Arts & Life, Features, Fine & Performing Arts

Setting the table for a sweet tooth

Lena Wolek grew up in the wartimes of Siberia, Russia. She and her family had little money to spend on food and resources, but always rye flour bread, the cheapest bread available at the time and the most nutritious and necessary for survival.

This need for survival through bread is realized most recently in her School of Art gallery, “Help yourself.” The piece consists of over 60 colorful ceramic desserts spread out messily on a large white table, resembling an “Alice in Wonderland” tea party fit for all. In the center of the table sits a large high heel made out of the same rye flour bread Wolek ate as a child.

The piece is meant to symbolize the contrast between necessary and unnecessary, from the vibrant and inedible desserts to the overshadowing, plain bread in the middle.

“It’s a necessary thing in life, every culture has bread,” Wolek said. “There are times when there are no food and bread is the first thing you eat. In wartimes bread is what people need, they don’t need sweets. I like that tension between the basic and the added superficial luxuries in life.”
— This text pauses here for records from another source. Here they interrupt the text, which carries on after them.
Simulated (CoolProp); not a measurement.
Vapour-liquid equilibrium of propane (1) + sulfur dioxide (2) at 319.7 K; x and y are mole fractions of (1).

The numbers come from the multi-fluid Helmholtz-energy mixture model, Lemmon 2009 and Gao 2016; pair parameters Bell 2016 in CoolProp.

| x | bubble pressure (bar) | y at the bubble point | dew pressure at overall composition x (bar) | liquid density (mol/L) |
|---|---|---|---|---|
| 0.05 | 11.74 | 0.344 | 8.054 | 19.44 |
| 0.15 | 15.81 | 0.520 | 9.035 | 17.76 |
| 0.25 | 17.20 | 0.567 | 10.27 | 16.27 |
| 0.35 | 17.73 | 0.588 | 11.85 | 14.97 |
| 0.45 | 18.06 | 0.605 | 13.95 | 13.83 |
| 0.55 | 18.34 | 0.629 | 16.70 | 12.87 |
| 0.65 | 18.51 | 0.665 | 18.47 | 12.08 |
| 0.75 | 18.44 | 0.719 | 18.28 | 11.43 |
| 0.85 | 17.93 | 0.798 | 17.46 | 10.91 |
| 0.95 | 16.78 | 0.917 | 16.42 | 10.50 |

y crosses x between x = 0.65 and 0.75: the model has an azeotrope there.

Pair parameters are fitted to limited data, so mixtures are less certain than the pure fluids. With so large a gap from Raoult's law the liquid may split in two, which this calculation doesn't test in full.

Wolek took extra steps in her art to make the desserts seem all the more luxurious. The cakes, ice creams, fruits and cookies were piled high and decorated with bright paints and gold tips. The fourth year fine arts sculpture major got inspiration for the piece from Damien Hirst’s “For the love of God,” a ceramic skull covered with platinum, diamonds and real human teeth. She wanted to create something that was so obviously extravagant that it would force people to notice the nonessential element to the pieces.

“I wanted to make them look as alive as possible but at the same time it looks like they’re falling apart, almost like a collapsing of civilization,” Wolek said. “They’re not perfect, they’re on their way to decline…They’re shiny but they’ve already started to fall. They’re not good for us.”

Wolek took three months to perfect the imperfectly messy dessert dishes, creating over 100 different variations of the eccentric pieces. She wanted the ceramic glaze to look like popular sugary treats and used baking products to create realistic frosting and designs on the pastries, saying she noticed a “nice parallel” between ceramics and baking throughout the project.

The giant bread high heel however, Wolek made in one day, experimenting with the dough and pottery wheel for a few minutes before placing the shoe in the oven. Her first attempt is the one that made it onto the table, drooping down in the middle of the shoe and filling the small white room with the smell of baked bread.

“The high heel is another unnecessary thing we added to our lives that is really beautiful and elegant but at the same time you’re very vulnerable and unstable,” Wolek said. “We’re facing these choices everyday. We overuse things, we don’t use our resources right and we’re exhausting our planet because of greed. We constantly get seduced because of something that we want, that same desire like when we want dessert.”

Wolek said she plans to have a fully edible shoe as a centerpiece for her next show so guests can cut off a slice as they wander through the gallery, and hopefully be reminded of the consistency and reliability of bread. This would also tie in the shoe to the message more closely, as people feast their eyes on the beautiful ceramic desserts that are unable to satisfy them and must settle for the more nutritious and filling plain bread. This drives her point home, in addition to her artist’s statement, that people can never be satisfied with what they have.

Her statement read, “There is never enough space in our bellies to fit all we drool for. There are never enough shovels to remove all we pile on our plates. There is never enough saliva to digest all we throw into our hungry hole. There are never enough sewer pipes to transfer it away from our sight…There is never enough love. There is never enough dough.”

Wolek’s gallery, “Help yourself” will be on display through from noon to 5 p.m. through Thursday, with extended hours until 7 p.m. on Wednesday.